The second method is include it in the call to the upload request API as an input parameter. See below for more information.

See Health Data Metadata for more details.

NOTE: For backwards-compatibility, metadata.json will continue to be parsed for normal schema fields. This is in contrast with info.json, which currently can never be used for normal schema fields.

Uploading Your Bundle

To upload your bundle, you need to follow 3 basic steps:

  1. Call the upload request API to get a URL to upload to.
  2. Upload your bundle to that URL.
  3. Call the upload complete API to kick off asynchronous processing of the upload.

Call the Upload Request API

Send an HTTP POST to /v3/uploads (or use your platform's SDK). Example request body:

{
  "name":"json-data-encrypted",
  "contentLength":1245,
  "contentType":"application/zip",
  "contentMd5":"Z1nJ4MVKEcHnLyD16vBEFA==",
  "encrypted":true,
  "metadata":{
    "startDateTime":"2017-09-13T15:58:52.704-0700",
    "endDateTime":"2017-09-13T15:59:36.265-0700",
    "taskRunGuid":"d097a0cf-689d-4459-90f5-792b910229da"
  },
  "zipped":true
}
Attribute Name Description
name Name of the file to be uploaded.
contentLength Length (in bytes) of the file to be uploaded.
contentType MIME type of the file to be uploaded. This is usually either "application/zip" or "application/octet-stream".
contentMd5 Base64 encoded string of the MD5 hash of uploaded file. Note that this should be MD5 hash of the encrypted zip file, NOT the unencrypted zip file, and NOT the individual files inside the zip.

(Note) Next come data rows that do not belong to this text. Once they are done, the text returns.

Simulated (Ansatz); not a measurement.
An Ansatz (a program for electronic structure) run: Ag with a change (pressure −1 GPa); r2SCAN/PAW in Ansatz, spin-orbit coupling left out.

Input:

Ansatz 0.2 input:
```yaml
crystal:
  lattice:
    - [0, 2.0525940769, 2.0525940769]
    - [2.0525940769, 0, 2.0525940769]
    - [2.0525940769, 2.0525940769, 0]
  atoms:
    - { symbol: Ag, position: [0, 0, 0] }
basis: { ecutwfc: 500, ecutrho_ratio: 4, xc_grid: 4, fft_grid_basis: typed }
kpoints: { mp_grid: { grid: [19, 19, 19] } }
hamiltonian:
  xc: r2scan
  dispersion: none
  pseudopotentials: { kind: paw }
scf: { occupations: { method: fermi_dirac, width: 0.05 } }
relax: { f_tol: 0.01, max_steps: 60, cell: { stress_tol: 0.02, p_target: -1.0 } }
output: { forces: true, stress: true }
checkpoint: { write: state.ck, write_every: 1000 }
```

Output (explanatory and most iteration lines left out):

Also note that this is the MD5 of the WHOLE file, not a concatenation of blockwise MD5 hashes of file chunks.

You can generate the contentMD5 in your unix command line using the command:
`cat file \
encrypted Boolean. True if the upload is encrypted. False if it is not encrypted. If not specified, defaults to true.
metadata Health data metadata, as key-value pairs in a JSON object. See Health Data Metadata for more details.
zipped Boolean. True if the upload is zipped. False if it is a single file. If not specified, defaults to true. FOr more information, see Single File Uploads.

You will get a response in the form

{
  "id": "ade77863-109a-475e-8813-5d218aad3105",
  "url": "https://example.com/ade77863-109a-475e-8813-5d218aad3105",
  "expires": "2017-09-02T00:22:06.893Z",
  "type": "UploadSession"
}
Attribute Name Description
id Upload ID that uniquely identifies this upload bundle. Remember this ID.
url URL that you will need to upload to in the next step.
expires ISO8601 timestamp representing when the URL will expire. URLs generally expire in 24 hours.
type Always "UploadSession". Identifies the response type.

Upload Your Bundle

Upload your file to the URL you received in the previous step. This will need to be an HTTP PUT request. In addition, you'll need to set Content-Length, Content-Type, and Content-MD5 headers that match the values you passed into the Upload Request API. If these values don't match, the upload will be rejected. In addition, if the Content-Length and Content-MD5 don't match those of the file you're uploading, the upload will also be rejected.

Example of an HTTP request

PUT /ade77863-109a-475e-8813-5d218aad3105 HTTPS/1.1
Host: example.com
Content-Length: 1245
Content-Type: application/zip
Content-MD5: Z1nJ4MVKEcHnLyD16vBEFA==

[binary file not shown]

Call the Upload Complete API

Send an HTTP POST request to /v3/uploads/{uploadId}/complete. The request body doesn't matter.

This will kick off an asynchronous job that decrypts, unzips, validates, and processes your uploaded bundle against the schema as specified in info.json.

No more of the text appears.